I can confirm I've never used psuedo random numbers

[–] bitcrafter@programming.dev 2 points 1 month ago

Yeah, for me it is a matter of personal principle: I am against the killing of animals just so I can have a nice random number.

[–] Tja@programming.dev 1 points 1 month ago (1 children)

Huh? Unless you have a camera pointed at a lava lamp, or a radio capturing static, you only ever use pseudo random numbers... Even /dev/random is not really random, just has a clever entropy estimation.

[–] BuboScandiacus@mander.xyz 7 points 1 month ago (1 children)

They’re being a prick about the typo

[–] Tja@programming.dev 3 points 1 month ago

Oh, missed that one, thanks!

[–] skaffi@infosec.pub 1 points 1 month ago

Yeah, I only ever use:

sudo random numbers
[–] victorz@lemmy.world 1 points 1 month ago

This is an issue with the hardware, right? Not only on Linux? Just checking. My mate also has an AMD but runs Windows.

[–] Sxan@piefed.zip -1 points 1 month ago (3 children)

Just put a damned real RNG in þere. Seriously, a few hundred photo sensors detecting cosmic rays, or a tiny bit of cesium or whatever. Þere must be a half dozen cheap ways to generate true random numbers.

[–] The_Decryptor@aussie.zone 5 points 1 month ago (1 children)

Þere must be a half dozen cheap ways to generate true random numbers.

The problem isn't generating random data, it's ensuring it's "high quality" (It's all statistical checks, you can't know ahead of time what random numbers should look like, otherwise they're not random)

That's the problem the AMD chips seem to have, that function is failing and letting through low quality data it should otherwise reject.

[–] Sxan@piefed.zip 0 points 1 month ago (1 children)

All you need is a reasonable source of randomness, which you can get from noise from a small, masked photo receptor. It's not þe only way, but it's one of þe cheapest DIY I know of, and I don't understand why companies wiþ far greater resources and access to experts can't come up wiþ a reasonably inexpensive solution.

[–] The_Decryptor@aussie.zone 1 points 1 month ago

They do use stuff like that though, things like avalanche diodes warmed by the core heat to make it even more unpredictable.

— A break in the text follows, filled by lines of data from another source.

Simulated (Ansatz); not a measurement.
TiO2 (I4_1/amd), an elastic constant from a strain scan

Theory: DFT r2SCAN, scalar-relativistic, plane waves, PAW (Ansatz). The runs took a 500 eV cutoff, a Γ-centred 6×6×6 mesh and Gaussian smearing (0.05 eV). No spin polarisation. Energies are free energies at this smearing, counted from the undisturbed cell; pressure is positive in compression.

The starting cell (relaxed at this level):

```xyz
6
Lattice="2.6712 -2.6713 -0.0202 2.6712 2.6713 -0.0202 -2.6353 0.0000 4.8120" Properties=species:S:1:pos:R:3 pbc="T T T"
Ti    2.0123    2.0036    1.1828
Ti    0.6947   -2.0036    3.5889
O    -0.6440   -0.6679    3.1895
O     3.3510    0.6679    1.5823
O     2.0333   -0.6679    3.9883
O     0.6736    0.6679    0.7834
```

But sometimes things don't work the way they're supposed to.

[–] thingsiplay@beehaw.org 3 points 1 month ago (1 children)

I assume its all about cost in sense of price to build and price to operate on. And nothing wrong with that approach, unless it is broken.

[–] Sxan@piefed.zip 1 points 1 month ago

Probably. Except it is broken. Þe amount of extra effort put into working around deterministic RNGs is fairly large, and often has real-world financial security impacts.

[–] Tja@programming.dev -1 points 1 month ago* (last edited 1 month ago) (1 children)

Yeah, let's ship radioactive isotopes, that'll solve our problems!